"In England they hold bands accountable for every lyric," says Lombardo, by way of explaining his pro-British stance. He was speaking on the phone from El Paso, Texas, where the band was on tour. "In America, they don't even care that most music takes a really anti-social stance -- that most songs on the radio today equate romance with power and dominance. I mean, when did anyone ever chastise Michael Jackson about his incredibly sexist lyrics, for instance?"
It's easy for Lombardo to talk about accountability, however. His band, 10,000 Maniacs, is riding the crest of critical success, and with good reason. Its first major-label album release, The Wishing Chair (Elektra), is a rare piece of art, full of folk-influenced guitar, gentle mandolin, rock 'n' roll underpinnings and evocative, sensitive lyrics. It sounds like nothing else on the radio, yet its beautiful melodies and emotional layers of content are haunting, ambiguous and compelling. (The band plays Saturday at the Berkeley Square in Berkeley and Sunday at The Stone in San Francisco.)
Many of the complex instrumental backdrops on songs by 10,000 Maniacs give the illusion of virtuosity, but Lombardo claims that almost everyone in the band only started playing their instruments in college or later.
"People do seem to think we're all 'real' musicians,'' he says, "but it's really perseverance and fortitude -- four years of doing nothing else but play. We've gotten a lot better, but also, we believe in a kind of minimalist thing -- that playing less is more. I think sometimes people confuse minimalism with vast amounts of talent."
The Wishing Chair is full of consistently strong music, with a noticeable thread of American traditional values, a hearkening back to the late-'60s British folk group Fairport Convention, and a certain country-Byrds chiming-guitar sound reminiscent of current college radio faves R.E.M.
"I think the R.E.M. comparisons are inevitable," Lombardo shrugs. "In a live setting no one can understand the lyrics (of either R.E.M. or 10,000 Maniacs), so they talk a lot about (Maniacs lead singer Natalie Merchant) using her voice as an instrument, like R.E.M. Also, there is a similarity in subject matter -- both bands have this nostalgia for Americana, a sadness about the institutions that have dematerialized before our eyes."
Almost every member of 10,000 Maniacs is involved in songwriting, with Merchant supplying all the lyrics. ("I gave up writing lyrics entirely when I saw how great hers were," Lombardo said with a sigh.) The subject matter ranges from two strong anti-war anthems, My Mother the War and the lovely, ironic Grey Victory, to a song about a burnt-out furniture factory, Maddox Table.
"None of our songs could be considered traditional love songs," Lombardo says proudly. "I think people are pretty burnt out on drums and synthesizers and music that whines on and on about romance."

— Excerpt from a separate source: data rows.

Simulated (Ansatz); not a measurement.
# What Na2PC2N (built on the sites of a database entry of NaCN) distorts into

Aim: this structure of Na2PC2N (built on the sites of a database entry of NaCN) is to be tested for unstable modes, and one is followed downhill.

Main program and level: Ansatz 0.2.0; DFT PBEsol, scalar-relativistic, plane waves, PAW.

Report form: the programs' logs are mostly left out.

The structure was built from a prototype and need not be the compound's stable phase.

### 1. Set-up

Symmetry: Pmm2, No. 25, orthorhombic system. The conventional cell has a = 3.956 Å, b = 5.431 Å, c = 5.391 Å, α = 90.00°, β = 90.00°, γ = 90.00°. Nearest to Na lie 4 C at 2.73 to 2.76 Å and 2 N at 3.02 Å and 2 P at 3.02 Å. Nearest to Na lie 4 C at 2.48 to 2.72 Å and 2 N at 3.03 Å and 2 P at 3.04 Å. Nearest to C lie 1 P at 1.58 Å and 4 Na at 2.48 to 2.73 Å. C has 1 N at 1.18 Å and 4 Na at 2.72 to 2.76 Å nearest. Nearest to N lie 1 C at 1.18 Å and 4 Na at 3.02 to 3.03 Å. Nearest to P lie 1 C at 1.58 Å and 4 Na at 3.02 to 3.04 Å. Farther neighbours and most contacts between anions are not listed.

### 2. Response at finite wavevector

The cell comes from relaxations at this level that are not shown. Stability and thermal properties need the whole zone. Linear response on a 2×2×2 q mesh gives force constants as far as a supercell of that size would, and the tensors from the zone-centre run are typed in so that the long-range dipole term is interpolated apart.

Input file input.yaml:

10,000 Maniacs was pretty sick of such music when it formed more than four years ago. The group met doing college radio at a Jamestown Community College station in New York, which is fitting for a band whose career owes much of its life to college radio formats and independent record labels (records with no major label contract).
"We pressed our first record, Human Conflict #5, ourselves, a kind of vanity-press-type thing," Lombardo says. "We recorded it at a college engineering room, with people banging on the doors telling us to get lost the entire time. We were pleased with it, but it's hardly a high quality artifact."
Lombardo sent a tape of the album to BBC disk-jockey John Peel in Britain, who fast became a fan of the band, guaranteeing them critical success in Europe. But after putting out a record on Atlanta's Press Records (Secrets of the I Ching), the band has finally moved into the big time with Elektra. "You can't lose money forever," jokes Lombardo.
"We're still in debt over Secrets, but you can't be too mad at independent record labels," he adds. "Like they always tell you, you get airplay, and you get credibility from an independent record. Even if you don't make a cent, it does represent a foot in the door."
With The Wishing Chair a furious contender for album-of-the-year honors in critics' polls, and its first national tour nearing completion, Lombardo can reflect on the vicissitudes of the past with equanimity. "You have to keep remembering that there's a point in your life when just having a record out is such a big deal," he says. "I mean, when we got the first test pressing of our little vanity album Conflict, we were opening champagne, we were so proud. That was a real summit for us.''
It's all a question of quality, and 10,000 Maniacs are committed to remaining accountable to their fans, major label or no. "I mean, it's nice if people say they really dig your record," Lombardo concludes. "But it's not that impressive if they then turn around and listen to records you hate. It may sound snobbish, but I don't want our record even sitting in a collection next to the new album by the Starship."